14 bands, 15 minutes

There’s a streak of madness in Jerry Perry. The publisher of music rag Alive & Kicking and longtime promoter of local music has set up many, many crazy shows over the years, but perhaps none so insane as his cramming 14 bands on the stage of Old Ironsides last week. Particularly when one of those bands is Cake.

Of course, it was all in the name of charity, and although there was no sobbing Julia Roberts in attendance (nor that dumb, self-congratulatory prick Matthew McConaughey, nor any of the other celebrity photo-op mongers profiting off the tide of death, horror and political mismanagement), there were various KWOD DJs introducing bands and running a promo table out front.

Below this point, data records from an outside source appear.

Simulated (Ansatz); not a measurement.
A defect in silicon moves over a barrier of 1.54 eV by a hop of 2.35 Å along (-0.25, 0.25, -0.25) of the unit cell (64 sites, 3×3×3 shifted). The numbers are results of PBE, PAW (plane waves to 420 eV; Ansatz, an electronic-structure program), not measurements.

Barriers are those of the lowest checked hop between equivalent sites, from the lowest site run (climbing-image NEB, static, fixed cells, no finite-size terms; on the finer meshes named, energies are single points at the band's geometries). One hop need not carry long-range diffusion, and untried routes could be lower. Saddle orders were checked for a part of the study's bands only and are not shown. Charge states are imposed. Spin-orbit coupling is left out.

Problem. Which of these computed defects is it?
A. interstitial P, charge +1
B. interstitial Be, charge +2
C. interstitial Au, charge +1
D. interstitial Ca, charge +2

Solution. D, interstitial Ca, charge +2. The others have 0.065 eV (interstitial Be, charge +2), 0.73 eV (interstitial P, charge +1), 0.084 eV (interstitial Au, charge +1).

The name of the game was raising mad cash for Katrina victims, and this is one thing that the Sacramento music scene knows how to do. We do come out in droves when we are needed. (The rest of the time, we sit at home and watch Gilmore Girls DVDs.) Music fans dropped $10 per head to witness Sidestar, Spider Silk Dress, Richard March, Liani Moore, Bridges, Didley Squat, Deathray, Las Pesadillas, Jonah Matranga, Nevada Backwards, the Snobs, Supermodel Suicide, Crazy Ballhead and, of course, Cake.

It was a terrific show, but perhaps that goes without saying. For one thing, 15-minute sets are my favorite: just enough to whet the appetite, but not enough to bore the audience. There’s no time to roll slowly into a killer set, so bands come out of the gates in full-tilt boogie mode, and there’s just no stopping them.

The high point for me was undoubtedly the Snobs. I’m way behind the curve on Snobs appreciation, as most people in this town already seem to know that they’re a simply terrific band. They offer something akin to Paul Weller’s intelligent pop songs (perhaps more in the direction of Style Council than the Jam), unhinged but intelligent pop with a punk beat, soulful vocals and, of all things, a saxophone. The band reminded me a bit of another local favorite, Frank Jordan.

As for Cake, the band was terrific, but that’s no great surprise. What is constantly surprising to me is that Cake fans tend to be clean-cut young men who would look more at home at a frat party or a rally for young Republicans than at Old Ironsides. John McCrea’s lyrics are consistently bitter and irony-laden, and to hear a room full of such men singing along with those songs always confuses me. Either I’m grossly mischaracterizing the audience (no way!), or these people just don’t get the songs. Either way, the sing-along portion of the show (“Mexico” from the band’s third album, 1998’s Prolonging the Magic) was a fun time.

It’s too bad the crowd started to thin soon thereafter, as the follow-up set by Supermodel Suicide was terrific. Like the Snobs, the band references a sort of post-new-wave songwriter sensibility with a punk-rock edge. Every time I see this band, I’m impressed, and this was no exception.

I’m waiting on the final numbers from Jerry Perry himself, but I imagine that the pairing of Alive & Kicking, Old Ironsides and KWOD created plenty of firepower to get a hefty pile of Sacramento’s cash off to the victims of the hurricane, if Bush’s favorite bedfellow Halliburton doesn’t have it all cleaned up first. Of course, Halliburton’s not fixing the levees; just the naval base. Oh, the irony! Maybe McCrea will write a song about it.